On Sept. 20 the Business Cycle Dating Committee of the National Bureau of Economic Research (NBER) met by conference call and issued their official finding: A trough in business activity occurred in the U.S. economy in June 2009. That meant the endpoint of a recession that began in December 2007 and the beginning of an expansion. With unemployment hovering at 10 percent, Americans feeling squeezed by higher prices and lower wages, and banks holding tight to cash reserves instead of lending to businesses, few could believe in an upswing. That's because the recession lasted 18 months, making it the longest recession since World War II.

The NBER's conclusion was controversial, but the committee insisted that it determined only that the recession-a period of falling economic activity spread across the economy-ended. Recovery normally visible in real GDP, real income, employment, industrial production, and wholesale-retail sales, is the next sign to watch for.

Mexico's drug wars

At least 25 people were killed on Sept. 2 in a gun battle between Mexico's army troops and drug traffickers in the violent border state of Tamaulipas, south of Corpus Christi, Texas. Troops pursued the gunmen near Ciudad Mier after they were detected by aerial patrols, and in addition to killing the traffickers, the army rescued three kidnapping victims. As Mexico's drug war entered its fourth year, violence at its border with the United States continued to mount. In Tamaulipas, one drug cartel is battling former allies, the Zeta paramilitary gang, plunging the state further into chaos.
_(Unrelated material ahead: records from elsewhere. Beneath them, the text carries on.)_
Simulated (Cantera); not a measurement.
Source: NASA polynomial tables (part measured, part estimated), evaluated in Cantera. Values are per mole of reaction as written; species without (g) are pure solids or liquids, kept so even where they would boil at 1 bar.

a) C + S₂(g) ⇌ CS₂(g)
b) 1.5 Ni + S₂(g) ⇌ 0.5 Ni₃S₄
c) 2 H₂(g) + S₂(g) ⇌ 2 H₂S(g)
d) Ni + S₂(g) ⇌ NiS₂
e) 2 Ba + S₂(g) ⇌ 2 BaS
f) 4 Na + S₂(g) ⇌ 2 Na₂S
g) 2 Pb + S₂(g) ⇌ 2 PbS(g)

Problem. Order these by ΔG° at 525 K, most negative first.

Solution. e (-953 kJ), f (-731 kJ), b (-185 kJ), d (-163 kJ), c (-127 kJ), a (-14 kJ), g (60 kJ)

The same day that troops confronted drug cartels in Tamaulipas, Mexican President Felipe Calderon delivered his annual state of the union address in downtown Mexico City, urging Mexicans to fight on: "I say with absolute certainty, it is possible to defeat the criminals." In the past four years more than 28,000 Mexicans have died in drug-related violence. Those killed in 2010 include 30 journalists and 11 mayors.